Every year, an increasing number of vulnerable adults become victim to financial fraud. Many times the predators are commercial, but they may also be caregivers, neighbors, and even family members.
The financial exploitation of the elderly has become a $2.9 billion growth industry in the United States, according to a study released by MetLife in June. This number is up 12 percent from a similar study conducted by the corporation back in 2008. The problem is expected to mushroom in the coming years, as the number of people over the age of 65 will double by the year 2030.
Starting prosecution against the predators in these cases can often be difficult, as the cases are usually document-intensive, and the legal system usually needs to move quickly due to the age of the victims. Also, some individuals and families will not report fraud at all because they are embarrassed or fear other repercussions.

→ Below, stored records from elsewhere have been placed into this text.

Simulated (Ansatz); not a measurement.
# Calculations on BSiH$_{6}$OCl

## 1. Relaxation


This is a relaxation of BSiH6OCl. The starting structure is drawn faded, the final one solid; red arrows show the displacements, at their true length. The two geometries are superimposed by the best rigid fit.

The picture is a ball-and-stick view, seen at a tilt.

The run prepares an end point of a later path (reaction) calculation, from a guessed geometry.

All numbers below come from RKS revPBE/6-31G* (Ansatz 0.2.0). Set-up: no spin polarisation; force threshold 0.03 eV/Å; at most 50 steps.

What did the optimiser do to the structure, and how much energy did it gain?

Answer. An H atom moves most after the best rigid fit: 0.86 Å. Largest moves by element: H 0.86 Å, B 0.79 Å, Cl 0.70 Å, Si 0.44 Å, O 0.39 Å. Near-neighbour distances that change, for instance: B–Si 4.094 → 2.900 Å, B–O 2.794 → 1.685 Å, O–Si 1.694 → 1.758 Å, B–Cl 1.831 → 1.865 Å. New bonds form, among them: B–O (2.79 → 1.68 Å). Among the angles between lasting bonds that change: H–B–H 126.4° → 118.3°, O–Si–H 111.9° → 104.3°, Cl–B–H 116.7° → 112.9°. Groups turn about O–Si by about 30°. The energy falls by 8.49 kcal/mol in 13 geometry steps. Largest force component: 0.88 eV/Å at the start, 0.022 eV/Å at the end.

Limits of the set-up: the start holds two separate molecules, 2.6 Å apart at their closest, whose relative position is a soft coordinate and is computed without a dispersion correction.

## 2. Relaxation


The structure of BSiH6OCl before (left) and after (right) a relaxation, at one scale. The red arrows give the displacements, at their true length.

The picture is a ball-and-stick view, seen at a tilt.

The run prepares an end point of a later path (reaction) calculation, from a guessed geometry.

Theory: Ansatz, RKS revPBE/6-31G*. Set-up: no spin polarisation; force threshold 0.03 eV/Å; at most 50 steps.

Despite the tough legal process, some individuals and groups are making progress. For example, in 2008 Judge Julie Conger began California's first elder court, which focuses on cases where the elderly have become victims of emotional, physical, or financial abuse, or a combination of these. The court is said to be an amazing success. It has accommodations including increasing sound level, providing hearing devices, and large screens that display documents well enough for those with vision issues to see them.
In order for families or individuals who have been the victims of fraud to start a case, they must organize as many documents as possible showing probable abuse, and quickly seek legal help.